Every machinist still needs to understand how their programs and tools work.
Whether you're new to CNC programming and its most common language, g-code, or you've been writing code by scratch for years, CNC codes can still feel like a foreign language.
And to make things worse, every machine speaks a different dialect you have to understand.
Do you understand what they're saying? Here are the g-code basics you need to know to efficiently understand and write programs that produce high quality products.
What is G-Code?
G-code is a programming language for CNC that instructs machines where and how to move.

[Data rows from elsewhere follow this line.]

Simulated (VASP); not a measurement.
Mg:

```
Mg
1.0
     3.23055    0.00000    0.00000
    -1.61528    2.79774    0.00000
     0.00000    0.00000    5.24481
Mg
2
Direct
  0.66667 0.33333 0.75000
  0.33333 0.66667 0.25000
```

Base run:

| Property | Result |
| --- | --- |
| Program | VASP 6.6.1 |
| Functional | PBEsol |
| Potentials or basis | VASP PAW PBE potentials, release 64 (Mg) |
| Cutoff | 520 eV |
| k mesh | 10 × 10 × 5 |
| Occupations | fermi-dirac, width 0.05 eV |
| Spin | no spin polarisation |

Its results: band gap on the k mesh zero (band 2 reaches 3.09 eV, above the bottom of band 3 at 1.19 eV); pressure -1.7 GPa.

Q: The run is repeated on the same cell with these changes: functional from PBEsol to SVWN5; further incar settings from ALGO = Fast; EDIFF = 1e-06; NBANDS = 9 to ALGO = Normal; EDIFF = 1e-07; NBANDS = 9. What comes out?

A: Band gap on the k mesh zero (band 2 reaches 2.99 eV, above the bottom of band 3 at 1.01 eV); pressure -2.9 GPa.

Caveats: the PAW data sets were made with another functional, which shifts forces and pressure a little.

Most machines speak a different “dialect” of g-code, so the codes vary depending on type, make, and model.
Each machine comes with an instruction manual that shows that particular machine's code for a specific function.
G-code stands for “geometric code,” and follows some variation of the alpha numeric pattern:
N## G## X## Y## Z## F## S## T## M##
N: Line numberG: MotionX: Horizontal positionY: Vertical positionZ: DepthF: Feed rateS: Spindle speedT: Tool selectionM: Miscellaneous functionsI and J: Incremental center of an arcR: Radius of an arc
Alpha numeric codes are used for programming as they are a simple way to:
Define motion and function (G##)
Declare a position (X## Y## Z##)
Set a value (F## and/or S##)
Select an item (T##)
Switch something on and off (M##), such as coolant, spindles, indexing motion, axes locks, etc.
For example,
G01 X1 Y1 F20 T01 M03 S500
would generally indicate a linear feed move (G01) to the given XY position at feed rate of 20.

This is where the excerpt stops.